The artist Mary Miss filed a lawsuit on Thursday against the Des Moines Art Center to halt the planned destruction of a work of land art the museum commissioned her to create less than 40 years ago.

The museum has said that the artwork, an environmental installation called “Greenwood Pond: Double Site” (1989-1996), has become a safety hazard and that repairing it is beyond the museum’s means. Demolition was slated to begin as early as Monday.

The Art Center said Thursday that it had no immediate comment on the lawsuit.

Miss’s legal action is the latest twist in an ongoing fight over the fate of “Greenwood Pond,” which has highlighted the difficulty of preserving ambitious public artworks — especially for smaller institutions operating in environments with changing weather conditions. In the weeks since the center’s plan became public, high-profile art-world figures including the collector Agnes Gund; the art critic Lucy Lippard; and the artists Laurie Anderson, Martin Puryear and Alice Aycock have written to the museum’s director, Kelly Baum, encouraging her to reconsider.

Miss’s lawsuit claims that the planned demolition of “Greenwood Pond” violates the Visual Artists Rights Act of 1990, which empowers artists to protect their work from destruction if it is of “recognized stature.” The suit also contends that the museum violated its contract with the artist by failing to protect the work from the elements in the first place.

Miss has asked an Iowa federal court to issue a temporary restraining order to keep the museum from draining the pond and dismantling the installation; a hearing on her request is slated for Monday morning. “The project is an original work of art and cannot be found anywhere else on planet Earth,” the lawsuit states. “Its destruction is its extinction.”

Miss is part of a generation of female land artists who emerged in the 1960s and ’70s and are now receiving renewed scholarly attention for their contributions to a male-dominated movement. In the late 1980s, the Des Moines Art Center invited Miss, along with the artists Richard Serra and Bruce Nauman, to develop site-specific works for the city-owned park next to the nonprofit museum. Over seven years, Miss developed “Greenwood Pond: Double Site,” a collection of sloping walkways, sitting areas, huts and towers that encourage visitors to engage with the landscape from different perspectives. Serra’s and Nauman’s works, which the museum has pointed out were made from more durable material, remain.

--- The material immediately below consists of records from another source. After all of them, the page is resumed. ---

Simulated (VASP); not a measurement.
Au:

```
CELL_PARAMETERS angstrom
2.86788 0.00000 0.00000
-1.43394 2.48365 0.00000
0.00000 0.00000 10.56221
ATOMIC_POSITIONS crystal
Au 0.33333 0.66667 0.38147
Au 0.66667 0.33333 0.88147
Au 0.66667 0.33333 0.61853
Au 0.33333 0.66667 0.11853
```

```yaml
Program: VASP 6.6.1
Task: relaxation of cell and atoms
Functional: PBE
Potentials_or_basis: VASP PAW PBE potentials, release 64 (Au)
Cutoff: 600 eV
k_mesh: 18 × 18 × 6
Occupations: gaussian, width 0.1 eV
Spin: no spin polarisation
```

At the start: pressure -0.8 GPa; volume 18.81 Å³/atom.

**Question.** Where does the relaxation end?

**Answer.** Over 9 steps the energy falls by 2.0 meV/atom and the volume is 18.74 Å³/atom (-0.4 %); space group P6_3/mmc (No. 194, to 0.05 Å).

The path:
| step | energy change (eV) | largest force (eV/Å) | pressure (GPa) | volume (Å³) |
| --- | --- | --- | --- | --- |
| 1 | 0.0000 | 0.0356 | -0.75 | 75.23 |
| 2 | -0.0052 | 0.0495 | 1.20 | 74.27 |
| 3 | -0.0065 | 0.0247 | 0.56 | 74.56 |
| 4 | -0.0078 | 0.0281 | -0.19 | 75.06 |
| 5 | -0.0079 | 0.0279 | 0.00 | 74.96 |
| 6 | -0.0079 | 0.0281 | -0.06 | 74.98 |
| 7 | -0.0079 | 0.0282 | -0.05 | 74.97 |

The museum said in a statement on Wednesday that demolition was expected to take 12 to 15 weeks. It noted that over the years, it had spent nearly $1 million repairing Miss’s work, which had now “come to the end of its serviceable life.” On Thursday, a representative for the city would not comment on the lawsuit. Earlier this week, Connie Boesen, the mayor of Des Moines, said in a statement: “We prioritize the public safety of park patrons and respect the Des Moines Art Center’s decision.”

Miss said she resolved to take legal action after reading about the museum’s demolition plans on its website. “I don’t think anybody wants to go into a situation like this,” she said in a phone interview. “Getting involved with attorneys is the last possible solution, but I don’t think we had any other choice at this point.”